ISLAMABAD: Security was boosted on Friday as religious groups held protests across Pakistan against last week’s sectarian violence in the garrison city of Rawalpindi that killed 11 people.
A heavy contingent of police, paramilitary rangers and soldiers was deployed in major cities including Lahore, Karachi, Peshawar, Quetta and Multan.
Schools, shops and restaurants were closed in Rawalpindi while roads were deserted in Islamabad as well.
Religious parties in Pindi staged a rally amid tight security, which started from Markazi Jamia Masjid Block 1 after Friday prayers in which a large number of people participated.
Maulana Ahmad Ludhianvi, who leads the Ahle Sunnat Wal Jamaat (ASWJ) organisation said: “We know how to fight against enemies of Islam and we are fighting against them.”
In the southwestern city of Quetta, up to 2,000 activists gathered for protests.
Similar scenes were seen in Peshawar, where some 4,000 people answered ASWJ's call at the city's Shobha Bazaar, while thousands of protesters also gathered in the eastern city of Lahore.
In the largest city Karachi, 15,000 people attended an ASWJ rally, shouting anti-Shiite slogans.
The government deployed thousands of police and paramilitary troops in all major cities to maintain order, with the army on call in case of any violence, a police official in Islamabad told news agency AFP.
He added that extra security arrangements have been taken for the protection of imambargahs. “Extra police forces have been deployed in the sensitive areas and around the imambargahs,” the official said.
Police used shipping containers to block certain roads in Islamabad and Rawalpindi, while the approaches to the diplomatic enclave, which houses foreign embassies, were sealed.
In Karachi, all shops, restaurants and gas stations remained closed and roads were deserted with heavy deployment of police and paramilitary troops.
Authorities also imposed a 24-hour ban on pillion-riding in the city in a preemptive move ‘to tackle any untoward situation’.
Security was on high alert in Lahore as well.

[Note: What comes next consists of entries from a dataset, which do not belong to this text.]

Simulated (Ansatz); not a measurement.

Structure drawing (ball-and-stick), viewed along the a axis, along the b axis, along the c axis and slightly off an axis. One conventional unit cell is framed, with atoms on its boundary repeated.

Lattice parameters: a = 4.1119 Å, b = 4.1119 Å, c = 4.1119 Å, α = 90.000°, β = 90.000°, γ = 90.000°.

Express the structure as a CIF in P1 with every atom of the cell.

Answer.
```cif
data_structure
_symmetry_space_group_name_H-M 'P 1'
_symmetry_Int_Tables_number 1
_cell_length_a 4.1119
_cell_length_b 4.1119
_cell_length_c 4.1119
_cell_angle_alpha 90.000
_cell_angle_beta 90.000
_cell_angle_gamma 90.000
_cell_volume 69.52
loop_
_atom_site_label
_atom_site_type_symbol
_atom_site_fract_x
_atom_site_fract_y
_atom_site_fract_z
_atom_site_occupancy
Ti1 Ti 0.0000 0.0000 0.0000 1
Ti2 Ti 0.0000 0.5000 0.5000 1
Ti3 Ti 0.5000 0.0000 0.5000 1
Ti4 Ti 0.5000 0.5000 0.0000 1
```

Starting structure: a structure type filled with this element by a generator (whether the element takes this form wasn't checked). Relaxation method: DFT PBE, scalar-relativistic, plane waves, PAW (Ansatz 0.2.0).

DIG Rana Jabbar told news reporters that around 10,000 policemen had been deployed in the city and that all entry and exit points were being manned. Jabbar said that army contingents were also put on call to respond in case of any untoward event.
The call for protests had come from both Sunni and Shia organisations, including the ASWJ and the Majlis-i-Wahdat-i-Muslimeen (MWM).
The protest call was initially given by the ASWJ and later supported by Wafaqul Madaris, which runs seminaries along with other religious groups including the Pakistan Ulema Council. The Jamaatud Dawa and the Jamaat-i-Islami also backed the call.
The main organisations of Barelvis, the largest Islamic school of thought in the country, like the Jamiat Ulema-i-Pakistan (JUP), the Sunni Ittehad Council, the Sunni Tehrik and the seminaries under the influence of the JUI-F had announced that they would not come out on roads during the protest.
The ASWJ had insisted Thursday that it would only stage a demonstration at Guru Mandir to condemn the Rawalpindi violence and raise its demand for the arrest of the culprits.
The MWM, Jafria Alliance, Imamia Students Orgnisation (ISO) and Shia Action Committee announced they would hold joint protest demonstrations outside imambargahs after Friday prayers.
The Shia Ulema Council, however, said it had postponed its Friday protest.